The most important chart when thinking about the economies under George W. Bush and Barack Obama can be seen above. It compares the first-term job numbers of the two Presidents. Both of them endured recessions at the start of their terms, though Obama’s was bigger. But the biggest difference comes in the public jobs numbers. The parabolic arc on private-sector jobs is broadly similar, although Obama’s are better. But the difference on public-sector jobs is intense. Under Bush, the public sector grew markedly. Under Obama it has shrunk considerably. If we saw Bush-era gains in the public sector during the last four years, the unemployment rate would be a full point lower.

An example of this can be seen in the layoffs of teachers. Joe Weisenthal first caught that over 100,000 teaching jobs have been cut in the last year. It’s not that parents no longer demand teachers for their children, it’s that state government cutbacks have led to this specific job loss, and the federal government has not taken up the slack since 2010. If you go back to June 2008, teacher jobs have fallen by 300,000.

Such cuts obviously have perilous effects for the nation’s education system and long-term economic health, but it hurts the economy in the short-term too. Teachers are disproportionately women, so the cuts affect a subset of worker that already faces significant disadvantages in the American workplace, and these losses no doubt played a role in the recession’s out-sized impact on female workers.

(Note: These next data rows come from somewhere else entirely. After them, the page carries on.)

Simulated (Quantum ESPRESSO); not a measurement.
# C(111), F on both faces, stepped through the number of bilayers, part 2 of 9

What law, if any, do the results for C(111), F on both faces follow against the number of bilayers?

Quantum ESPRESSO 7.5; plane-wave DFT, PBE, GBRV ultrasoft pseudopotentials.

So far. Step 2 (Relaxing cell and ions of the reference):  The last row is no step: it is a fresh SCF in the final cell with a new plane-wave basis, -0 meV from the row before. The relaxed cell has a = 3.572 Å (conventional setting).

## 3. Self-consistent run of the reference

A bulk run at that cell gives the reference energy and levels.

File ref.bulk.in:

The quote alludes to it, but this also reduces American competitiveness over time. Right-wing education types like to discount the impact of class size and more intensive learning environments for students, but enough studies have shown that larger class sizes have a negative impact on student achievement that we can see the mass layoffs of teachers – or simply the lack of hiring, as older teachers retire while their benefits are still intact – as hurting the US’ economic advantages. This is where the phrase “eating our seed corn” comes in – defunding investments like education have dramatic consequences in the future.

This, by the way, reflects the conservative model for economic growth. It says that public-sector jobs “crowd out” private-sector entrepreneurship, and that we should reduce spending – and therefore public employee jobs – while encouraging the private sector to grow. This is what that looks like.